Recent research commissioned by the Ontic Center for Protective Intelligence shows that for 71% of security, legal, and compliance executives, physical threat activity at their company has dramatically increased since the beginning of 2020. Of those surveyed, 80% expect an increase to their 2021 physical security operating budgets, with 7% of firms expecting an increase of more than 51% (see graphic below). The data was collected in a survey of 300 chief security officers, chief legal officers, chief compliance officers and physical security decision-makers at U.S. companies with over 5,000 employees.

Below are some considerations and steps that companies can take to better address physical threats. Note that these are merely factors that could improve a company’s ability to protect its physical assets—the failure to satisfy any of these steps does not mean that your organization will be more vulnerable to threats.

Steps to Address Physical Security Threats

Ensure you have a robust and reliable audit trail. Should the company’s safety and compliance efforts ever come into question by employees, clients, shareholders, or regulators, you will need a thorough audit and investigative trail. And if properly maintained, this could be used as evidence at a trial if necessary.

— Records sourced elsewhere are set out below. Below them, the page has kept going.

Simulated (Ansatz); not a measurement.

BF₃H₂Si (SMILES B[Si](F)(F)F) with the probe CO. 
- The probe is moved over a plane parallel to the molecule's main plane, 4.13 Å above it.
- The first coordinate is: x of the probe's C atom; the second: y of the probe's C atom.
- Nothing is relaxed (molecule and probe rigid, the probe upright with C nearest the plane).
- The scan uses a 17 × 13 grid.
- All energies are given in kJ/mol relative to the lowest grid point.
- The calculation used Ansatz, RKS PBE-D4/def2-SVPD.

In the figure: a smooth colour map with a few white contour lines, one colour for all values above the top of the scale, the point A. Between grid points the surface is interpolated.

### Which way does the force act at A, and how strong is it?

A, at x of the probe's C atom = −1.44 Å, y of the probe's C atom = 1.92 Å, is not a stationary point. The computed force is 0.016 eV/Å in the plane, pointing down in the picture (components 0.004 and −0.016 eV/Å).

Have a response plan. Should an incident take place, businesses can mitigate the impact with a holistic, integrated, and measurable compliance strategy and effective response plan that has been put through a tabletop exercise.

Train your employees. Employees on the human resources, legal and security teams should be trained on executing your response plans. As part of this training, conduct a tabletop exercise to “pressure test” the plan; run through the scenarios the plan envisions as if they were happening with the team members responsible for addressing the situations. This way you can identify potential issues, make sure they are addressed and then update your plan accordingly. Everyone needs to understand the next steps, including properly documenting any incidents.

Work together with your security team. Most businesses are not organized to effectively tackle intelligence risks and physical threats that cut across cybersecurity, human resources, legal, and physical security silos. Furthermore, most legal teams don’t have the bandwidth to investigate where the company vulnerabilities originate, making security and legal team collaboration even more important.

Make sure you have clear policies in place that mandate these groups work together—and in what ways. Also consider having your corporate security team report to the chief legal counsel due to the complexity of threats faced today.

Talk to your insurance provider. Review your policy with your broker to make sure the coverage you have is sufficient given the physical security threat landscape. (It may seem elementary but can often be falsely assumed). Your insurance provider should also have a role in helping you put together your response plan.

Implement a technology-driven approach. Ensure you have technology that allows you to “see around corners” and that automates some of the processes, such as creating an audit trail. The right software, easily accessible by legal and security teams no matter where they are located, can light up the bigger physical threat picture in real-time, enabling those responsible to stay a few steps ahead of events to protect employees, brand reputation and the organization overall.

By fully understanding the legal and compliance implications of physical security and adopting a comprehensive system to meet the changing environment, legal teams can be confident they are fulfilling their ever-growing and changing responsibilities as the guardians of the value of their organizations.

This column does not necessarily reflect the opinion of The Bureau of National Affairs, Inc. or its owners.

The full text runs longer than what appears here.